It’s a topic we’d all rather avoid, and sooner or later, it’s one we all have to confront. How do you talk to your children about the ultimate fact of life? Sometimes, all it takes is a line on a TV show to get the conversation started.
I’ve been faced with all sorts of questions over the last 17 years of parenting: ‘What is photosynthesis?’ ‘Why do cats purr?’ ‘Where do babies come from?’ ‘Why is Donald Trump’s face orange?’
For most of them, I have an answer. The answer to where babies come from is obviously Father Christmas.* For questions I can’t answer, there’s always either Google or my husband – our very own human-Google.
There’s one question for which Google proves inadequate, though:
‘What happens when we die?’
The topic came up in a recent episode of a TV series I’m watching, when an uncle talks to his little nieces about death and horrifies them by flippantly announcing, “Everybody dies, including you and mommy and daddy.”
My sister, Belinda, died almost three years ago. Even though we were expecting it, it was still the most crushingly awful thing that had ever happened to me. I know: I didn’t die, she did. But I lost my best friend, my side-kick, and my greatest fan.
Watching that TV character exchange forced me to consider my avoidance of the topic with own kids. They’ve asked the question in different ways over the years, and we’ve had the conversations, but the subject has been closed to a large extent since we said goodbye to Belinda and to their granddad who died 7 months after she did.
I can’t answer the question of what happens when we die, because all I know when I think of Belinda and my dad is that they’re gone. I don’t believe they’re looking down fondly on us, or meeting up somewhere celestial, or – one of my pet-peeves – on a journey. They’re just not there.

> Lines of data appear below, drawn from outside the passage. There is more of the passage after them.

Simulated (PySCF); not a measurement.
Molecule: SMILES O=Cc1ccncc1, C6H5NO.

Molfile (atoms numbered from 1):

It’s an unpleasant topic for all of us, my kids included, but after watching the cringe-worthy discussion on TV, I steeled myself to broach the subject with them.
What I discovered is that, at this stage, their concerns are less about what happens when we die and more about the present. Kids 1 and 2, for example, reminded me that, aside from dealing with their own grief, they both had concerns about the impact their loved ones’ death would have on our lives. They were worried that their gran and I wouldn’t be “the same” now that Belinda and my dad were no longer around – that we’d be too sad to function and that we’d forget how to have fun.
Their take on the topic these days is very similar to mine: it’s an unpleasant thing to think about (Kid 3 asked why you’d want to think about death at all, which sparked another useful conversation about mortality) and they hadn’t properly considered it before their loved ones died. They’re still dealing with their grief in their own ways, just like me. And just like me, they have their own beliefs around death: Kid 2 believes they’re together now in Heaven, while Kids 1 and 3 don’t.
The greatest benefit of having this conversation with my kids, though, was the realisation that I don’t have to fear a question I can’t answer. My kids are growing and with that, comes the formation of their own opinions. So when we’re faced with a difficult issue and Google is found lacking, we can just turn off the computer and have a heart-to-heart that might help us answer the question, or it might not.
What will certainly happen, though, is that, rather than avoiding a difficult subject, we’ll have connected over it and tackled it together. And that’s worth more to me than finding the definitive answer to a question.